Q&A: Christopher Yates, author of Black Chalk
Jilly Luke chats to author Christopher Yates about his new novel, his time at Oxford, mental health issues and rituals
Q: If you were to “sell” your novel to us in a tweet (140 characters or less), what would you say?
I’d find it hard to do it better than my incredible editor who, for the front cover, chose ‘One Game. Six Students. Five Survivors’.
Novelists are notoriously bad at selling their own stories – if we could tell a good story in 140 characters, or even a paragraph, then why would we bother to write a hundred thousand words or more? But I’ll give it a go: ‘6 students play a game of psychological dares leading to a tragic death. Years later we discover that the game isn't over. Now it must end.’
See, this is why we leave it to our editors.
Q: Why did you decide to set the novel within an Oxford college?

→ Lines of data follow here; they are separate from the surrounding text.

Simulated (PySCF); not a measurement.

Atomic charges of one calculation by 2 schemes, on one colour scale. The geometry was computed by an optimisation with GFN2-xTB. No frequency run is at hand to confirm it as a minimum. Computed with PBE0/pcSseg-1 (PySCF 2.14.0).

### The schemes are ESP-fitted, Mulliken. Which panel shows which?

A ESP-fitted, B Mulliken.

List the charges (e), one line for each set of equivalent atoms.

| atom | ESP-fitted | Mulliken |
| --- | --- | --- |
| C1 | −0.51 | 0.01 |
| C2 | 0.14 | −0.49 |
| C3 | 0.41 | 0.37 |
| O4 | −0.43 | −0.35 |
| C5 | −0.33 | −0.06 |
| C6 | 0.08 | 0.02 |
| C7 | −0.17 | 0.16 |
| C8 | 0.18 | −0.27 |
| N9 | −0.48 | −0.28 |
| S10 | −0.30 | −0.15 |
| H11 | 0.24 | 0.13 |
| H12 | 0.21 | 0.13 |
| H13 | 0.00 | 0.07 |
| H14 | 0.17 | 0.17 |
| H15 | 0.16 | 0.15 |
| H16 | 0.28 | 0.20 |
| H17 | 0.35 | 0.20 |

The obvious answer is that I myself went to an Oxford college but that would be only part of the story. The setting of a college of 400 intelligent people (be it Oxford, Cambridge or anywhere) has many things going for it – intimacy, ambition, friendship, competitiveness, jealousy, love, hate… A college has a diverse range of characters who are at a pivotal moment of their lives; an old college is interesting architecturally (and therefore allows for enjoyable description); and I think people who’ve never been to such a place are fascinated by these odd and abstruse academic constructs. In fact, the more I think about it the more I think I should rip up my next novel and set it in an Oxbridge college as well. Perhaps Cambridge this time, just so no one could accuse me of being a one trick pony.
Q: To what extent does Black Chalk draw from your own time at Oxford?
While I was at Oxford my friends and I invented a game of psychological dares — a game very much like the one that’s played in my novel — but we never played. So, to a large degree, Black Chalk is about me imagining what would have happened had we gone through with our game.
Q: Several of the characters in the book suffer from mental health problems of one sort or another. Why did you decide to explore issue?
I think it’s impossible to ignore the fact that intelligence frequently comes with ‘baggage’. Smart people are often fascinating freaks. Furthermore, my narrator in Black Chalk appears to be suffering from severe short-term memory issues; and I myself have a moderately awful short-term memory. And so, for example, I like to leave objects in strange places to remind me to do things. For my novel, I borrowed this idea for my narrator but multiplied it severalfold.
Q: Ritual emerges very strongly as a theme throughout the novel. Do you think being educated in a place like Oxford, which is so steeped in tradition, makes one more susceptible to the practice of private ritual?
I think there are two ways you can go with the rituals of a place like Oxford – you can buy into it, the whole dining-punting-Spring balls-croquet-punting thing, or you can rebel. The characters in Black Chalk choose to sneer at everything around them, although sometimes they secretly wonder if they might not be having more fun if they just gave in to twee tradition. Meanwhile the narrator, looking back on the Oxford part of the tale fourteen years later, is imprisoned by his own private ritual, a sort of memory-based OCD routine he develops to get through each day. He has been scarred by his time at Oxford – although who is to blame for this damage is left to the reader to decide.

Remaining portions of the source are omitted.